NFA to review and approve risk-based initial margin models for uncleared swaps for certain SDs and MSPs

On January 6, 2016, the CFTC published its final rules on the margin requirements for uncleared swaps of swap dealers (SD) and major swap participants (MSP)1 (CFTC's Margin Rules). These requirements allow SDs subject to the CFTC's Margin Rules to choose between using a standardized grid-based calculation for initial margin or an internal risk-based initial margin model approved by the CFTC or NFA.

Application to NFA SD Members and coordination with prudential regulators

The CFTC's Margin Rules apply to each SD that is not subject to oversight by a prudential regulator (CFTC Covered Swap Entity), as defined in the Dodd-Frank Act, including non-bank subsidiaries of bank holding companies and non-US firms subject to foreign prudential regulation. US SDs subject to oversight by a prudential regulator and non-US SDs that are overseen by the Federal Reserve Board (OCC/FRB Entities) are not subject to the CFTC's Margin Rules.

In many instances, firms that fall under the CFTC's Margin Rules are affiliates of entities whose margin models are subject to review by one of the prudential regulators. In these cases, NFA and the CFTC plan to coordinate with the prudential regulators to avoid duplicative efforts.

Timing of compliance with the CFTC's Margin Rules

The first compliance date for the CFTC's Margin Rules is September 1, 2016, for CFTC Covered Swap Entities with outstanding notional amounts greater than $3 trillion in transactions facing counterparties with outstanding notional amounts greater than $3 trillion.2 For all other CFTC Covered Swap Entities, the requirement to meet the CFTC's Margin Rules will be phased in each year based on successively smaller outstanding notional value amounts through September 1, 2020.

Approval of Internal Models for Initial Margin

Each CFTC Covered Swap Entity that chooses to use an internal risk-based initial margin model and have it approved by NFA will submit documentation supporting its model and the firm's use of that model to NFA. Each submission will be required to document quantitative standards for the model (e.g., required parameters and incorporation of relevant risks and correlations) and qualitative standards for the firm (e.g., having an independent risk management program as well as policies and procedures for back-testing and stress testing). Both quantitative and qualitative standards for the internal risk-based initial margin model submissions are set forth in the CFTC's Margin Rules.

NFA will issue a Notice to Members shortly further detailing the documentation submittal process for the review of CFTC Covered Swap Entities' initial margin models.

Monitoring for compliance

On an ongoing basis, NFA will oversee CFTC Covered Swap Entities by analyzing model back-tests and monitoring for compliance with margin regulations. NFA will share more information on monitoring in subsequent Notices to Members.

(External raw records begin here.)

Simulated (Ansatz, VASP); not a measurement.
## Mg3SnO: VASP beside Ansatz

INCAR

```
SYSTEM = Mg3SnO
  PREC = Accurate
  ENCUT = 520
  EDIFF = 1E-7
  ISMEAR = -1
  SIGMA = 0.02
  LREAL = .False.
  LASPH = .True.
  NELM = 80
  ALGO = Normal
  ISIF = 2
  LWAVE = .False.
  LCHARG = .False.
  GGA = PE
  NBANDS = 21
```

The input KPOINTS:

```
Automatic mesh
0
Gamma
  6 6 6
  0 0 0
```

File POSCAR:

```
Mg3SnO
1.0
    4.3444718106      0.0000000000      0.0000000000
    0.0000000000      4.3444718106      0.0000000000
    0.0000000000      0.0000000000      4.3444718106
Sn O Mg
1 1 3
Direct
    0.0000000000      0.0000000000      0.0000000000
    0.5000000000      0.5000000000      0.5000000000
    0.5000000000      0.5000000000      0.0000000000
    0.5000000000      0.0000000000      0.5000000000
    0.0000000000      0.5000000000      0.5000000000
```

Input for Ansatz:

If you have any questions regarding this Notice, please contact David Mengle, Senior Risk Advisor (dmengle@nfa.futures.org or 212-513-6023) or Richard Taylor, Associate Director (rtaylor@nfa.futures.org or 212-346-5640).

1References to SDs are intended to include MSPs.

2Compliance dates for the CFTC's Margin Rules are based on the average daily notional amount outstanding at a dealer and at its counterparty over a set three-month period. Notional amounts include those for affiliates of the dealer and of the counterparty.